More on tax reform, please!

I guess the entire world knows by now that The Bahamas is looking forward to implementing Value Added Tax in January, 2015. Everyone except the former Chairman of the Bahamas Chamber of Commerce, Robert Myers, who also stood as the Chairman of the Coalition for Tax Reform- the once anti-VAT campaign lobby. Well, to be fair, they did morph into the "fair tax" and "sensible taxation reform" lobby. For what it's worth.

Mr. Meyers has been caught out, so to speak. As it stands, he got nabbed in an importation scandal with the Customs Department. Reportedly, he was found to have undervalued a vehicle that he wanted to bring into the country.

Bahamas Customs charge you duty on the purchase and value of all vehicles. So, if you bought a car for $1,000 and landed value works out to $1,100, you are expected to pay the duty on the $1,100.

However, Mr. Myers presented to customs a document that stated that the car he bought in the USA was less than what he actually paid for it, and thus presented false information to Customs on the actual value of the car to attract a lower duty.

In addition to this, it was also found that in the back trunk of the vehicle in question, which was a Porsche Hybrid, were groceries and other items valued at over $4,000 dollars that he also had not declared.

Yea, it is an understatement that Mr. Myers messed up. It looks like he was set up, too. Whether he did something like this before isn't something we should get into. But, it is more than curious to see the staunchest anti-government proponent for taxation reform, being taken down by a scandal that involved tax fraud at a time when the country is on the precipice of a new form of taxation. A reform that he was vehemently against from the onset.

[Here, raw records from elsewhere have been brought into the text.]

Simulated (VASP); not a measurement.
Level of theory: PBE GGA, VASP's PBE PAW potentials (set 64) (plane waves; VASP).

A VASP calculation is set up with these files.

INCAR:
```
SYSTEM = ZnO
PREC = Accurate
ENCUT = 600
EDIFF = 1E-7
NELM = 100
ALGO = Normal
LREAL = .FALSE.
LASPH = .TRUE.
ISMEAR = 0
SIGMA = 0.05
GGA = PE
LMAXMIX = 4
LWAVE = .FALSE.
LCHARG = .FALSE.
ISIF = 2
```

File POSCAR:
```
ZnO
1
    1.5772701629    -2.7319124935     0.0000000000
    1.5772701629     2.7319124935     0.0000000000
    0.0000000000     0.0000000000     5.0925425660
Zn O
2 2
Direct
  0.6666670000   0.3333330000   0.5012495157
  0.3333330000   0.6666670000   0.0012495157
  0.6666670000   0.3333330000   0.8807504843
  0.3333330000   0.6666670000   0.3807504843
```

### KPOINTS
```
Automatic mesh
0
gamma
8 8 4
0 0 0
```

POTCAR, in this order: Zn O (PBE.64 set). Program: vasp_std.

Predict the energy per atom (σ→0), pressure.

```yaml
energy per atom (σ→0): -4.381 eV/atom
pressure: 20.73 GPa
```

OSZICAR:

Mr. Myers has now resigned as the Chairman of the Coalition for Taxation Reform and as the Chairman of the Bahamas Chamber of Commerce, and has been replaced with accountant Gowan Bowe. This was the right thing to do. The second most right thing to do is to just be quiet about it. Honestly, pay your dues, back away, ask for forgiveness for your sins and move on.

With all of that taking place, without a doubt there is now a void with regard to a very strong voice and pillar on overall taxation reform. Don't get me wrong, whether we feel Mr. Myers was genuine or not in his concerns about VAT, he did hit some key notes with regard to the sincerity of this entire initiative.

In fact, as odd as it sounds, I found myself agreeing with him to a great degree with his overall concern. And I'm a proponent of taxation reform and VAT, in particular.

The Coalition for Tax Reform made the case that the initial date was just undoable, unrealistic and too aggressive. It showed persons trying to put VAT together from the government's aspect were either unaware or didn't care about what it takes for large, and not so large businesses to adjust to a new way of doing things.

Of course policy makers were a little embarrassed by the pooh-poohing of the initial date because they were so cock-sure that it was a slam dunk. But after this set-back they kept plugging at it in earnest. Which is what we need: diligence on a very sensitive and now critical initiative.

While this new date of January, 2015 instead a more favourable date of July, 2015, with the month of July coinciding with the yearly national budget process, sounds a little iffy. January is what they believe and it is not unlikely for the government to present a mid-term budget: a time when spending is supposed to be re-assessed to ascertain if the government is on the right path. A mid term budget may bring clarity to the process in January.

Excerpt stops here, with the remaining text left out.